# Last night....not bad



## JCBearss (Apr 21, 2009)

Would have love to have seen the aqua logger drown....does anyone have a screen shot of him getting in that wet suit.....I want to scare my girlfriend again.....the lord of the sky was hilarious and had to be staged....I could send a five year old up there with a better mind for safety.......Craig Ryguard could not have faked it better Emmy for his job of acting mad


----------



## stinkbait (Apr 21, 2009)

Pihl logging broke out the big boy last night with a 60" bar. And Dwayne's son got a new saw. I think that he said he modded it himself.


----------



## JCBearss (Apr 21, 2009)

Was nice that they were doing it for real...just don't get the drama out of them


----------



## sdb153 (Apr 21, 2009)

Where has the Browning company been? They haven't showed much of them at all this season. 

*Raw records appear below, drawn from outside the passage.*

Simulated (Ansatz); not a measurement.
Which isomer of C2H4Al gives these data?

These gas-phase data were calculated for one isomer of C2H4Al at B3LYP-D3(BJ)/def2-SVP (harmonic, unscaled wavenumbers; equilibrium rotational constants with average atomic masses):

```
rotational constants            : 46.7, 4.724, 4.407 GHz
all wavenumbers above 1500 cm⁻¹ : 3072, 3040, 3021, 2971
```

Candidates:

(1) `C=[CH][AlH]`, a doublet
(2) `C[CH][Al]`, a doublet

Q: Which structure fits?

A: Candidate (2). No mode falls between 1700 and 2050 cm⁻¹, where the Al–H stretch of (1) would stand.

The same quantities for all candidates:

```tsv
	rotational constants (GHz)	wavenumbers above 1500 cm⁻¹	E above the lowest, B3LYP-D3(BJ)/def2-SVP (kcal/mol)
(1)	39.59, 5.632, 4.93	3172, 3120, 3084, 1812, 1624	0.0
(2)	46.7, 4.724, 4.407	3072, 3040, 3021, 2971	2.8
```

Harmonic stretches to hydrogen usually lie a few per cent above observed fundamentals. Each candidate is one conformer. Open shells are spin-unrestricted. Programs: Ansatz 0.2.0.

Awesome sawing last night. I thought it was a good episode all around.


----------



## Wife'nHubby (Apr 21, 2009)

Did you notice the aqua logger yells into his facemask even when underwater???

Shari


----------



## Laird (Apr 21, 2009)

Wife'nHubby said:


> Did you notice the aqua logger yells into his facemask even when underwater???
> 
> Shari



YES


----------



## TDunk (Apr 21, 2009)

I liked Aqua Loggers secret hiding place for his starting fluid. That was no-one could steal his super sweet dozer. (cuz that's the only piece of equipment of his that's worth stealing)


----------



## tomtrees58 (Apr 21, 2009)

Wife'nHubby said:


> Did you notice the aqua logger yells into his facemask even when underwater???
> 
> Shari


:hmm3grin2orange:yep i got that tom trees


----------



## Jkebxjunke (Apr 21, 2009)

did anyone catch his sons comment about the cold water cooling off his head? what does he think his old man is a hot head or something? :monkey: 
or the other one about him having to jump in to save his old man if he let go of the boat.... "I don't really want to do that...." he said.... I wonder why.. :monkey:


----------



## Wife'nHubby (Apr 21, 2009)

Aqua Loggers: When the old man was hanging on the side of the row boat being towed through the river I was wondering what would happen to the old man if he let go or lost his grip on the row boat and/or wondering what would happen if his body hit a submerged rock or log while he was being towed............

And as far as his bald head getting cold in the water, what about a diving cap?

Sorry if I sound cynical but this guy just gets to me.

Shari


----------



## TDunk (Apr 21, 2009)

Wife'nHubby said:


> Aqua Loggers: When the old man was hanging on the side of the row boat being towed through the river I was wondering what would happen to the old man if he let go or lost his grip on the row boat and/or wondering what would happen if his body hit a submerged rock or log while he was being towed............
> 
> And as far as his bald head getting cold in the water, what about a diving cap?
> 
> ...



I was kind of wondering the same thing. What i don't get is why he did just ride in the boat on the way up and get out at the log, or pull over to the shore and get out. I think he would have stayed warmer.


----------



## sdb153 (Apr 21, 2009)

I have a confession to make...I actually like aqua logger. It provides the show with a little bit of comic relief. I think it actually adds to the show. You have all these guys busting their butts logging and really working hard and then you have this guy who is the biggest baffoon on the planet. It breaks it up and makes me laugh. He's like a real life Homer Simpson. I love the music they play every time he's on camera. I want to see someone speed it up and put it to the Benny Hill music.


----------



## 68 Automag (Apr 21, 2009)

sdb153 said:


> I have a confession to make...I actually like aqua logger. It provides the show with a little bit of comic relief. I think it actually adds to the show. You have all these guys busting their butts logging and really working hard and then you have this guy who is the biggest baffoon on the planet. It breaks it up and makes me laugh. He's like a real life Homer Simpson. I love the music they play every time he's on camera. I want to see someone speed it up and put it to the Benny Hill music.



Haha I also noticed that they always play music that would relate him to the Beverly Hillbillys. I agree though, he's dumb but I do laugh at the stuff he does and the fits he throws.


----------



## stihlms460 (Apr 21, 2009)

how about levi taking out the big dog 880 with the 60inch bar


----------



## stinkbait (Apr 22, 2009)

stihlms460 said:


> how about levi taking out the big dog 880 with the 60inch bar



He made that saw look a little heavy at first.


----------



## JCBearss (Apr 22, 2009)

sdb153 said:


> i love the music they play every time he's on camera. I want to see someone speed it up and put it to the benny hill music.




lmao


----------